It's all bad behavior that hurts small and independent business as well as the web.
Microsoft has played surprisingly nice recently, and Nadella is absolutely killing it. There's no reason the other giants can't be more open. Google doesn't need Chrome as a moat.
We'd be using MSN messenger, Hotmail, and Windows Mobile.
With Messenger, the official client wasn't that bad, and MSNP was a surprisingly nice and simple protocol --- plenty of third-party clients were available, and I wrote one too.
Perhaps if Microsoft got Windows Mobile out first, it would be more like WinCE and not the locked-down iOS/Android clone that it tried to chase after.
Microsoft has played surprisingly nice recently
I wouldn't call their user-hostile spyware/adware OS "nice", nor let all the stuff they're open-sourcing[1] distract from the fact that MS is tryng to head towards being a Google too.
[1] The fact that people have been modding DOS/Windows and applications for literally decades without source suggests the value of it is not as high as the FSF and so forth would believe.
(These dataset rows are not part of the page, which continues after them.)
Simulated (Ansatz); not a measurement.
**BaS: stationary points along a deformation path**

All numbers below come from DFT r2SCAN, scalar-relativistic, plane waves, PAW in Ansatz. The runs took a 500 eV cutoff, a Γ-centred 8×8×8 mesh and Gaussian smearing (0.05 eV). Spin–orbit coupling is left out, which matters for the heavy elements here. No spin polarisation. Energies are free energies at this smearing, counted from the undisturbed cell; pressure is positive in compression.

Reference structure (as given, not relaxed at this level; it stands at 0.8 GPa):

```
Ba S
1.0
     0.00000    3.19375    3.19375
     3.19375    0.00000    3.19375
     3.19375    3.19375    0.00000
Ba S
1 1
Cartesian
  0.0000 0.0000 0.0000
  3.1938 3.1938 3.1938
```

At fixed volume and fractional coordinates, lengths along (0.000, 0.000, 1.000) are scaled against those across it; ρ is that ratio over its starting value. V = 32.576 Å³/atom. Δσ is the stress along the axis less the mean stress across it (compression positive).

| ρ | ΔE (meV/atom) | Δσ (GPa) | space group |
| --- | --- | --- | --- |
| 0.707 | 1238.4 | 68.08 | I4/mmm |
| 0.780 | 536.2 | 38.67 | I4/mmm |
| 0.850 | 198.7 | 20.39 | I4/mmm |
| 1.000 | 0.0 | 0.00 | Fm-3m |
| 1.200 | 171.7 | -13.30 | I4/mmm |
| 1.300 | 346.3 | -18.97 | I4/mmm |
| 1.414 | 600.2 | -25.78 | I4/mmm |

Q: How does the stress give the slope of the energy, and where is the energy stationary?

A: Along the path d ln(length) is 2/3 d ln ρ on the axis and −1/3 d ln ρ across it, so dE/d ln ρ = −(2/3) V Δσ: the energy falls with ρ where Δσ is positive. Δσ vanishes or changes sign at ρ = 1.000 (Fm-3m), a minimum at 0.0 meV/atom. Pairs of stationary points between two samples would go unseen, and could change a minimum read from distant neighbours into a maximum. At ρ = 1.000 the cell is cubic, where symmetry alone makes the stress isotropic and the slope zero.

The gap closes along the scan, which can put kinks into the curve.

Modding DOS/Windows and other closed-source applications is really not comparable to having the fully commented and documented code along with the full VCS history. It's also almost always treading the line of copyright infringement and it's practically guaranteed that you are going to be dealing with a hostile upstream that will try to sabotage your modding attempts.
Microsoft’s PR department is seriously doing the best job, it‘s insane.
Anecdotal evidence suggests they are now almost beloved. In the tech community as well as enterprise (where they have always been). They are almost never mentioned in Antitrust discussions. Many seem to hate/distrust Google, Facebook and to some extent Amazon.
All the while MS has the highest market cap and is integrating and consolidating right, left and center.
I can only imagine it is because they have fewer touch points with consumers. They rake in insane amounts of cash with Azure, almost automatically. They don‘t have to deal with republicans accusing them of “liberal bias” or end user privacy in general. Even though WIN10 has telemetry just as deep as Android.
Life sure is nice when your main source of revenue is enterprise.
I like all of these products as well. Well not Bing, but yeah.
That’s just it though. Microsoft kind of has the luxury to solely focus on their paying clients. They only have to consider their needs.
Google (and Facebook) have to juggle the needs of advertisers and users. That’s why cloud is so important for them. They really need to lower their reliance on ad revenue.
>Google (and Facebook) have to juggle the needs of advertisers and users. That’s why cloud is so important for them. They really need to lower their reliance on ad revenue.
>I'm convinced that if they'd have won that case they'd have squashed Google, Apple wouldn't have had its chance to thrive
I am not convinced that would happen and even if that would happen, I am not convinced it would be a bad thing.
Google spying on people and selling their data is worse from my point of view than anything MS did. Also, Apple has a far greater lock down on their products than MS ever dreamed of.
> Google spying on people and selling their data is worse from my point of view than anything MS did. Also, Apple has a far greater lock down on their products than MS ever dreamed of.
But it is no (so much) worse than what MS does with telemetry.
> browser based application development with powerful for the time ActiveX controls
These were Windows-only. They had all the security of Flash, but at least you could run Flash on Mac and Linux. If ActiveX had won out as the default web authoring platform, non-MS smartphones would have been crippled from launch; they wouldn't be able to run "real web pages" containing ActiveX, and relegated to a WAP-like second class citizen status.
The lack of transparent PNG support was awful for a while. I believe IE8, maybe even IE7 supported it, but IE6 was still everywhere in the wild at the time, and your site could look strange without transparent PNG support.
I’m honestly grateful for where we are at right now with major browsers and web standards.
More like browser --- or two, if you count Firefox...
and web standards
...are being wielded as a weapon to maintain a monopoly. The fact that it's a standard means nothing more than... the fact that it's a standard. The ones in control are still those at Google, and they can change the standards however they want.
At least the stagnation of the IE6 times meant that most pages were designed specifically to a more lowest-common-denominator, which also helped greatly with accessibility and letting the even smaller minorities of browsers be useful. These days far too many sites are being turned into JS-heavy SPAs when they absolutely don't need to be, because a lot of web developers are assuming everyone has/wants(?) to use a monster-browser like Chrome.